And when your guide is provided by the state, they’re not exactly willing to stray into anecdotes that provide context. Check it out. The complex was home to 16000 people, 6ooo of them survived and there are, according to our guide, many still alive. “What was it like for them?” I asked. “Do they talk about it?” “It was dark.” she said. “They had schedules for the times when they could use light.” Then she moved on to something else.

It’s not quite a wasted experience, but there could be so much more to offer, even without conflicting with the party line on what the Vietnamese call “The American War.” The complex is staggering - you really get a sense of how resourceful and wiley the VC were and how terrifying it must have been for the American soldiers. They fell in to pits full of spikes, every snap of a twig could be a home made land mine or trap - and their opposition? Invisible. No wonder they went crazy.

But there’s no story telling here, just a weird packaging of the inventiveness of the VC and oh, look, a t-shirt that says Cu Chi Tunnels in English. We bought ice cream cones out of a freezer case and wandered back to the bus while the sound of gunfire at about a dollar a bullet faded into the background.

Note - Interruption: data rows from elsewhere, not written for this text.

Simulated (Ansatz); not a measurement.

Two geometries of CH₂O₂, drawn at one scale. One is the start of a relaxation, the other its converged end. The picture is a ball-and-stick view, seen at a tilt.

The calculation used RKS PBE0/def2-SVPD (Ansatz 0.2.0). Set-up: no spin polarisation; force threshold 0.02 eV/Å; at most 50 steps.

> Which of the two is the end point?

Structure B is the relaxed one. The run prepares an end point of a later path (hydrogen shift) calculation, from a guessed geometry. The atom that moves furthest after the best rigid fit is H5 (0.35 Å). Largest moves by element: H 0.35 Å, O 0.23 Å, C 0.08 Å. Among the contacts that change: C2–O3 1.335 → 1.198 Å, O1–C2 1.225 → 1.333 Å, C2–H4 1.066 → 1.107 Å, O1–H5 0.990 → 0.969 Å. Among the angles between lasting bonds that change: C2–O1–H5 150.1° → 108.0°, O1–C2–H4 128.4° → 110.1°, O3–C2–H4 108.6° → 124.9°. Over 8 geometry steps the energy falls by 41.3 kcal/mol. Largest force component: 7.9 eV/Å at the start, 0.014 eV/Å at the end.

  • Weather: High 80s, humid as hell. My ankles are sweating.
  • Health: Whew, better. We could use some fresh air though, it would help a lot.
  • Funny: We were given explicit instructions on how to cross the street last night. Our bus driver could not drop us in front of the hotel, so our tour leader gathered us together and told us what to do. We were to plunge into traffic headlong, in groups of no more than three, in a vertical line. She assured us that it would be okay. J and I locked hands, picked a fellow traveler, and on the go, stepped off the curb into the fray. We reached the curb and looked back - and behind us were all 14 of the remaining travelers, bringing traffic to a halt.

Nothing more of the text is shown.